London 2012 Olympics: Lord Coe agrees to talks with Dow Chemical protesters

Bhopal protesters angry at the sponsorship of the London Olympic stadium wrap by US company Dow Chemical will be given an audience with Games organisers, chairman Seb Coe agreed on Friday.

London 2012 Olympics: Lord Coe agrees to talks with Dow Chemical protesters
Protest: five activists partake in a "die-in" outside the IOC's final meeting in London Credit: Photo: PA

Coe said he would personally meet representatives of the protest groups following a small but vocal demonstration outside of the International Olympic Committee's final inspection of the London Games preparations.

A coalition of five different protest groups presented London Olympic Games communications director Jackie Brock Doyle with five boxes of signatures – a 28,000-strong petition on Change.org and a 30,000-strong petition on SumOfUs – calling for a public apology from Games organisers and a financial contribution from Dow Chemical to mirror the company's £7 million cost of the wrap to help remediate the contaminated land and water supply, which is ongoing in Bhopal.

The demonstration featured a "die-in" of five people lying on the ground representing the 25,000 dead from the 1984 gas leak disaster in Bhopal at the Indian Union Carbide factory. Dow Chemical has since bought Union Carbide's parent company but company officials deny they have any ongoing liabilities, saying the gas leak had nothing to do with them.

But Coe said he had ongoing dialogue with faith, community and protest groups and would agree to meet specifically with some of the anti-Dow protesters

"Of course I will meet them," Coe said.

Last year activists burned an effigy of Coe and an Indian politician on the anniversary of the Bhopal leak. Today they held up signs saying "Justice for Bhopal" and "Don't Contaminate the Olympics".

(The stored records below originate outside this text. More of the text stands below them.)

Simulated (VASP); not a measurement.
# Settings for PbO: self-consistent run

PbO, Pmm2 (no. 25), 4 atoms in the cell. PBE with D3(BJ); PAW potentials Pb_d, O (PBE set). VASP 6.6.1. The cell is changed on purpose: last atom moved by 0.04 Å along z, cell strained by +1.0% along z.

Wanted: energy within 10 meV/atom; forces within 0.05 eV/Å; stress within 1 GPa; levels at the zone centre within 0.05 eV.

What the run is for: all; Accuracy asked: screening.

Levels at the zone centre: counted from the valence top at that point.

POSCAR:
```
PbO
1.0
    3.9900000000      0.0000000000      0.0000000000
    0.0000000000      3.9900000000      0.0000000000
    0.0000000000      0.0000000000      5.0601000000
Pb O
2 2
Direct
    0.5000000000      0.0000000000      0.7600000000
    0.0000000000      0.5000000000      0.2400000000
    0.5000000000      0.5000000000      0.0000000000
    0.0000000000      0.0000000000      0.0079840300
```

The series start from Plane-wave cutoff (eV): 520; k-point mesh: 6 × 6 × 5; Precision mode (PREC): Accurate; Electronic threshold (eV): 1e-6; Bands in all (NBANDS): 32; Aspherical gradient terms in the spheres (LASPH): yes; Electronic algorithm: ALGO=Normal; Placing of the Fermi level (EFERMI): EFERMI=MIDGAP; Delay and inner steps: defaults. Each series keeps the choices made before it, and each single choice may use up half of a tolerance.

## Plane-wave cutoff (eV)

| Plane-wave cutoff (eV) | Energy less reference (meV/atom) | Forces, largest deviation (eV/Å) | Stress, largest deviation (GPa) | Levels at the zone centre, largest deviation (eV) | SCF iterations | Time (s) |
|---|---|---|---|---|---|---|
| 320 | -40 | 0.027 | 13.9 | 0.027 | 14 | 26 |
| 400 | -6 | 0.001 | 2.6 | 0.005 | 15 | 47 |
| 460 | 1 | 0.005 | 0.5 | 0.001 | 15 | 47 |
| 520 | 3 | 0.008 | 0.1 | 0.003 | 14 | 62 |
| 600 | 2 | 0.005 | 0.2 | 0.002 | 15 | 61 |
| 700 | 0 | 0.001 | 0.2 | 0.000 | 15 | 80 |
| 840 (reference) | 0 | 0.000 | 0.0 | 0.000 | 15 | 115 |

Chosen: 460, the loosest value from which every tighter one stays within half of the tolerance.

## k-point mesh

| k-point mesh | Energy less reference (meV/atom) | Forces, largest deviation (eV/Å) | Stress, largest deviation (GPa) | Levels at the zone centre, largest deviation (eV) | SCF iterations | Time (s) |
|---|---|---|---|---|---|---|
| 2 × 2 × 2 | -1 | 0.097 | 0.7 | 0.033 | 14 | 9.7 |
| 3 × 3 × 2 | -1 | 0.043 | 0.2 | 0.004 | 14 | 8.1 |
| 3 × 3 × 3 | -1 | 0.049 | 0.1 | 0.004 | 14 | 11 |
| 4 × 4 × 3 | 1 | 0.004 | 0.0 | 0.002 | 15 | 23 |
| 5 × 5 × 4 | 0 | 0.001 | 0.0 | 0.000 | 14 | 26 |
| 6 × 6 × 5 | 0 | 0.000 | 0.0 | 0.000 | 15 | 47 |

Both Coe and the IOC president have strongly defended the reputation of Dow Chemical and its status as a £62.5 million IOC global sponsor and it is highly unlikely that the IOC or Locog will change their supportive position.

On the wider issue of protest groups interrupting the Games with the blocking of traffic lanes, Coe said he wasn't too concerned.

"This is a democratic nation, we have a tradition of peaceful demonstrations as long as it doesn't become a public order issue, we take it as that."